Saturday, March 26, 2011

Slow Cooker Chicken Cacciatore - 5pp

This recipe was in our WW Weekly issue from our meeting this week.  It looked so great that I just had to make it - and I had everything on hand to do it, too!  Since Saturday is usually my day to do the "Big Cleaning and Laundry"...its nice to put the slow cooker to work so dinner is ready when I'm worn out.  It was really great - and very filling!  Somehow when I made this, there was 4 servings of 1 1/2 cups per person instead of the 1 cup the recipe stated - but we didn't mind.  I used canned mushroom stems and peices, drained...minced garlic from a jar...tomato paste from a tube, and substituted diced tomatoes with basil and oregano for the fire roasted crushed tomatoes because that was what I had on hand.  1/4 of this recipe (5pp) with 2 oz whole-wheat penne pasta (4pp) and a glass of the leftover red wine (4pp) - a total of 13 pp for one very filling dinner of pure comfort food!

This is a classic Italian stew.  Serve it plain or over whole-wheat penne (to add another WW's power food to the meal).  For a spicier flavor, add a pinch of crushed red pepper fakes at the start of cooking.  I did both the penne and the extra spice!

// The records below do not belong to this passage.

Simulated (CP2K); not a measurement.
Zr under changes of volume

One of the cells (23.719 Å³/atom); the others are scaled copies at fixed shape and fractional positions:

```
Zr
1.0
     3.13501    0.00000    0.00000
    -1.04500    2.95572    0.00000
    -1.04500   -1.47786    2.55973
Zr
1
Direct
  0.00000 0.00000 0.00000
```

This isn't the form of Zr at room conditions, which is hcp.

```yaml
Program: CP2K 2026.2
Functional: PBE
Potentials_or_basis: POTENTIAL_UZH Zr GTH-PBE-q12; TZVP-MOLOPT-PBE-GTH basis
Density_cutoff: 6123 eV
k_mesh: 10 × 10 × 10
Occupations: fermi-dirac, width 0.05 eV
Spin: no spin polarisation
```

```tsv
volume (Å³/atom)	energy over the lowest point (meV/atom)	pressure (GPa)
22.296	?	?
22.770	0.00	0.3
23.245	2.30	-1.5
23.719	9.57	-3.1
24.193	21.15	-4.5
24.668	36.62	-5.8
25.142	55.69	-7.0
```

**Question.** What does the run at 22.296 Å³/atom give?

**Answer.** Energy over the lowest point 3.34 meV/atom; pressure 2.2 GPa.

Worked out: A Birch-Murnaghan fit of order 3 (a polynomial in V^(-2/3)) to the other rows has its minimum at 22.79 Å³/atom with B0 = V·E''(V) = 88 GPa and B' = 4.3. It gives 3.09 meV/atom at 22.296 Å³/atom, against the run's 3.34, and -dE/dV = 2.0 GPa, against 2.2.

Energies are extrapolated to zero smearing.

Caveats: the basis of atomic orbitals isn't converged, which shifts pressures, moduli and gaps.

Slow Cooker Chicken Cacciatore  
1 lb skinless chicken thighs, cut into bite-size pieces
1 cup fresh, frozen or canned mushrooms, sliced
1 cup fresh or frozen sliced green peppers
1 cup fresh or frozen onions, chopped
1 medium garlic clove, minced
1 Tbsp canned tomato paste
14 1/2 oz can crushed tomatoes, fire-roasted
1/4 cup dry red wine
3/4 tsp dried oregano, crushed
3/4 tsp salt, divided
1/4 tsp black pepper

  • Place chicken in a 3- to 5-quart slow cooker. Add mushrooms, green pepper, onion, garlic, tomato paste, tomatoes and juice, wine, oregano, 1/2 teaspoon of salt and black pepper.
  • Cover slow cooker; cook on high heat for 5 to 6 hours or on low heat for 6 to 8 hours. Taste just before serving and add remaining 1/4 teaspoon of salt if necessary. Yields about 1 cup per serving.